Lawmakers seeking to reform Minnesota’s response to fish kills
Minnesota fish kill investigations have lacked speed and consideration for human health, according to state legislators who want to sharpen the response.
Particularly when it comes to contaminant-related fish kills in the trout streams of southeastern Minnesota, reformers say investigators need to act faster and with uniformity to help pinpoint the origin of fish kills. Moreover, people who drink from the affected watersheds deserve prompt notification, the lawmakers and advocates say.
“What we have now is weak efforts that come up with inconclusive results,” said Jeff Broberg, a geologist and founder of the Minnesota Well Owners Organization. “We get narratives like, ‘It’s the heavy rainfall that killed the fish.’ It’s not. In trout streams, these are man-made events.”

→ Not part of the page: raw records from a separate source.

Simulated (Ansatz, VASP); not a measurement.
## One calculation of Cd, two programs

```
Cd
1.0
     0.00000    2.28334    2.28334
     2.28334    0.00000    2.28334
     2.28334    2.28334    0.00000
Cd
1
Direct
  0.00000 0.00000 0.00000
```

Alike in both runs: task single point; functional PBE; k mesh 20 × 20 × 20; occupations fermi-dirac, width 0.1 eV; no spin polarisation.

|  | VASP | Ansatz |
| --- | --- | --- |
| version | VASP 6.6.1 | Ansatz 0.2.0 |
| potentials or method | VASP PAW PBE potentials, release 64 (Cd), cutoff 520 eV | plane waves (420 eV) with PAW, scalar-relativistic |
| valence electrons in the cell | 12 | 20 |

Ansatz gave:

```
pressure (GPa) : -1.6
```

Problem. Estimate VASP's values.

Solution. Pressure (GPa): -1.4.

Broberg was testifying last week before a House committee that included an appearance by Department of Natural Resources Commissioner Sarah Strommen. She received accolades at the hearing for saying that the ongoing public discussion of fish kills needs to address prevention of agriculture runoff — chemicals and manure.
“Generally (fish kills) are due to some application that was put on the land and that substance is running off into the lakes and rivers and causing a change in the water chemistry that’s affecting the fish and causing a die-off,” Strommen testified before the House Environment and Natural Resources Committee.
Carly Griffith, water program director at Minnesota Center for Environmental Advocacy, testified at the same hearing that the state needs to work more diligently on setbacks to keep feedlot waste and ag chemicals from entering springs and surface water. But the issue of setbacks is not addressed in the bill. For now, she said, the proposed fish kill bill would improve public response, including acute involvement by the state Department of Health.
“Public communication is a key part of what needs to be improved,” Griffith said.
She said Minnesota fish kill events have increased in size and frequency. Last summer’s die-off of 2,500 brown trout and other fish in a stretch of Rush Creek near Lewiston was the latest known incident. According to the Lanesboro DNR Fisheries office, the Rush Creek fish kill was the sixth documented fish kill since 2015 in Fillmore, Houston, Winona and Olmsted counties. The combined mortality of trout from those events has been estimated at more than 13,000 fish.
According to a multi-agency investigation of the Rush Creek fish kill, several factors likely contributed. The exact cause couldn’t be pinpointed, but a report by the Minnesota Pollution Control Agency (MPCA) cited possible factors as upstream applications of manure and pesticides combined with low-flow conditions in the creek before rainfall July 23.
In a statement included in the report, Dana Vanderbosch of the MPCA said the agency shares in the public’s frustration “around events like this that impact hundreds of fish and oftentimes don’t point to any one cause.”
He said MPCA often hears about fish kills several hours or even days after they occurred and by then the pollution has diluted and washed downstream.
State Rep. Sydney Jordan, DFL-Minneapolis, said the fish kill bill she introduced this year would sharpen agency protocols to speed investigations while also requiring extensive sampling of water, soil, vegetation, nearby manure, dead fish and other aquatic creatures. The bill also would mandate quick reporting of fish kills once they are discovered.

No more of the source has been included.